This is the fifth civilian killing since the beginning of 2010. Doctors who had attended the boy said his brain was badly damaged and some of his brain matter had come out.



AND HE LIES NAMELESS IN PCR (Police Control Room) screamed a headline telling how hoards of anxious people came for identification. Anxious people, whose children had not returned home. That is how life is in my Kashmir.



The paper read ‘As the shroud was opened, every eye turned moist as a pale innocent boy lay still. Blood was still oozing out from his heavily bandaged head. Clad in a pheran (traditional Kashmiri cloak) the nameless youth seemed to be in deep sleep. Some youth took his pictures with their cell phone cameras.’



“One more Kashmiri family has lost a son today. His parents must be eagerly waiting for him to return. But little do they know that he is no more” the paper quoted a youth.



The youth of Kashmir protest by throwing stones on police. The police retaliate by throwing smoke shells on them. The shells used by are for military combat operations and are not allowed to be used on civilian population. But in Kashmir there are no rules only. Also the police aim the shells at the heads of the protestors making them fatal. Is anyone complaining? The matter was reported in local newspapers and police came up with a statement that they will change the tactics but things never changed. What proof does one need after the recent death of the boy? What is the international community doing, watching how the world’s largest democracy kills us like flies? Swat! Swat!

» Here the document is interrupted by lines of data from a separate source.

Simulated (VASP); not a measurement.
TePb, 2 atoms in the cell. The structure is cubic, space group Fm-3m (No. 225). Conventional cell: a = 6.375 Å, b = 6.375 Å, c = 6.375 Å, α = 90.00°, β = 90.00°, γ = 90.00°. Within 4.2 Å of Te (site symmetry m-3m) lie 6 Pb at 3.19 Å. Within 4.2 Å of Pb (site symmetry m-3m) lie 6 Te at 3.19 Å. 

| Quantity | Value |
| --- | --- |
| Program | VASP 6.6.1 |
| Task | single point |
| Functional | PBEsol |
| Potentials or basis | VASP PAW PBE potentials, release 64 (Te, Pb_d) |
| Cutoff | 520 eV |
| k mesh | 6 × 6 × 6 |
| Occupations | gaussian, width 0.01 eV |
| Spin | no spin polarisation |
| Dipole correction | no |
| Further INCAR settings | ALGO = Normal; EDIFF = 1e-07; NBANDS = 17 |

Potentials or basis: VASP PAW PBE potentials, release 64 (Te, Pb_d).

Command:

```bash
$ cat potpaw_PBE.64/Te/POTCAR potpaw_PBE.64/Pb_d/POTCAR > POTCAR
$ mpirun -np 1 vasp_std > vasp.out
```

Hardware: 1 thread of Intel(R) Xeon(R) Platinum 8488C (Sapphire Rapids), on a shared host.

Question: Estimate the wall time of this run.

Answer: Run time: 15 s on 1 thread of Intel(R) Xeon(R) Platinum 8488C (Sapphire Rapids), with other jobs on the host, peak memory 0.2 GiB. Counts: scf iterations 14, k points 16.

There are so many ways of dispelling protestors but they use none. Rubber bullets were tried sometime back but they did the same thing. Aimed at heads and made them fatal.



What are our youth doing? Every Friday after prayers and on Sunday afternoon they pelt stones. It is a way of protesting. There is so much anger in the people of Kashmir against the atrocious done here. It has to find a vent. Stone pelting might be one such way.



A cousin of mine working abroad was chatting on net with me a few months back. He asked about the circumstances here. I told him that a boy has been killed and people were protesting. His answer was “I want to throw a stone too. I saw his picture in the local newspaper on the net. What are they doing to us? I am so angry”



They call it (stone throwing) 20-20 or DING DONG. A lot of boys ( it is mostly young males) have died in the process by smoke shells as well as bullets but that does not make us stop. We are ready with the same fervor the next time.



I often wonder what will happen if they take police off the streets. Stone pelting will stop. Or will it.



We have been wronged as people and we have every right to protest. What we want is address our issues and grievances and if you really want to do something help us find a solution to the Kashmir issue.



Till then it is going to be DING DONG!



My mom called again asking I should return. My brother had called home to say that things are bad all over the city and she should instruct me to return home. I think of the work that is to be done and tell mom that I will come along with a colleague who lives around the same area as mine. I will have to walk a bit though. She will be a nervous wreck till we return home but I am helpless.



My heart is heavy thinking about the family of the boy. And I know a lot more families apart from sharing their grief will be on tenterhooks till everyone is back home. The DING DONG is going on; we just don’t know when will the next one GO DOWN.